Open mouth . . . insert foot. Don’t we all wish we could avoid that scenario? Our words can get us into all kinds of trouble, because words are powerful.They influence the direction and quality of our lives and the direction and quality of the lives of those around us. That’s why James, the Lord’s brother, said we should be quick to listen and really slow to speak, because the tongue is untamable. But maybe we can learn to keep our big mouths in check.
(1) ME & MY BIG MOUTH: QUICK TO LISTEN
Sunday January 6th
We all know what it’s like to be hurt by someone who just couldn’t listen to us long enough to understand us. Maybe in their attempt to be right, they damaged a relationship that could have been saved with a little patience and curiosity. You’ve probably been on the other side of that coin too. Taking the verbal offense may have won the argument, but you lost relationally. What if we didn’t settle for being right, but tried to make things right instead? The longer we listen, the more we learn, and the better chance we have of protecting ourselves from our own big mouths.
2) ME & MY BIG MOUTH: UNTAMABLE
Sunday January 13th
Like a small spark that has the potential to scorch an entire green forest, our tongues are untamable, with the power to control our whole bodies. We have a tool that can be used to build up those around us or tear them down in just a few words. What do we do with that kind of power? We can’t lock it away. But we can, by God’s grace, learn to control it.
(3) ME & MY BIG MOUTH: ACCORDING TO CODE
Sunday January 20th
Our big mouths can be destructive, but they also have the power to build others up. What we say can impact the quality, and even the direction, of the lives of the people around us. How can we use this power for good?
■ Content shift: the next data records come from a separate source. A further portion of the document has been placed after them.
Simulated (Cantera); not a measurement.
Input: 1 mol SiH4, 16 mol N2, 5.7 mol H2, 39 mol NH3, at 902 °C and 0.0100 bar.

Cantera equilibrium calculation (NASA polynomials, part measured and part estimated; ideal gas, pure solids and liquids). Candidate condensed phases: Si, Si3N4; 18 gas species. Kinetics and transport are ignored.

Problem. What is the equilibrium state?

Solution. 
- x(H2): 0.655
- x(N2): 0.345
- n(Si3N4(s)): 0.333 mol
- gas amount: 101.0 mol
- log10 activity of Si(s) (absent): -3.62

(4) ME & MY BIG MOUTH: RIGHT WHERE YOU WANT ‘EM
Sunday January 27th
What goes around often comes around. The powerless often find themselves in a position of power and the people who hurt us may someday need us. In the moments when we’ve got those people right where we want ‘em, what we say will say as much about us as anything else. If our words are stones, will we choose to throw them, or use them to pave the way forward?